Katonik, most of this is not a direct response to anything you have personally said.
It's dumb to treat it like smoking, but if people choose to be ignorant, aggravating them with trying to change their opinions will not help matters either.
It's not about people
choosing to be ignorant about e-cigs, they
are ignorant about e-cigs. Guess what, they aren't
wrong to be ignorant about them. The big problem I have is with vapers who somehow think that some guy on the street not knowing anything about e-cigs is somehow at fault. That's crap, plain and simple, and is a very poor attitude for the vaper to have.

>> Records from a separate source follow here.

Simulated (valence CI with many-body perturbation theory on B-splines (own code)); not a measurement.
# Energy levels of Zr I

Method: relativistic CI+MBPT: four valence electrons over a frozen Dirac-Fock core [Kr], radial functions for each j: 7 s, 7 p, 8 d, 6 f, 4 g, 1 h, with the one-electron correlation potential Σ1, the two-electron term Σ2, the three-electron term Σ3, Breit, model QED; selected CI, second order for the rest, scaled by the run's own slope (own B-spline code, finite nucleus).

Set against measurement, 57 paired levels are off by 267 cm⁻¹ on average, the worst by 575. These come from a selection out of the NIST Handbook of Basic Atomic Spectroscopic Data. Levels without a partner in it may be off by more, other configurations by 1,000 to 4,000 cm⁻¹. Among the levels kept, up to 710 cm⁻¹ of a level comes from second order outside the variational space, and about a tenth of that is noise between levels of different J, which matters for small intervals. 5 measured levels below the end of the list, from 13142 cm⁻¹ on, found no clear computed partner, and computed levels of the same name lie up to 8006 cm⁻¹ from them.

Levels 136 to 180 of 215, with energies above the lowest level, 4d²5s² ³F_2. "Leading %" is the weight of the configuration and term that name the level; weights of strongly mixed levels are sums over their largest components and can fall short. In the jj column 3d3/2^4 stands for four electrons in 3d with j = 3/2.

If I am just some guy, or better yet a protective mother, standing in a public place where smoking is prohibited and some guy in front of me blows out a plume of what appears to be smoke, how is she supposed to react? Just because she doesn't actually say anything to the vaper about it (which is much more likely caused by a reluctance of conflict than disinterest or tacit approval) doesn't mean that she isn't concerned about it.
How is she
wrong for not identifying the plume of "smoke" as relatively harmless (we hope) vapor? She's not.
If someone here walks through their local Wal-Mart openly vaping away without a care in the world and without explicit permission from the manager to do so, they are being inconsiderate. Period. The fact that "no one said anything" doesn't change anything.
I am all for politely educating others about PVs and I am all for vaping in non-smoking establishments with permission. I also don't have a problem with stealth vaping in public places because 1) I don't believe that the vape is harmful, 2) the vapor dissipates very quickly and 3) no one is being offended by it. It's this all-too-common "I'll vape where I want to and if they don't like it then too bad" attitude I see on display all too often that I do have a problem with.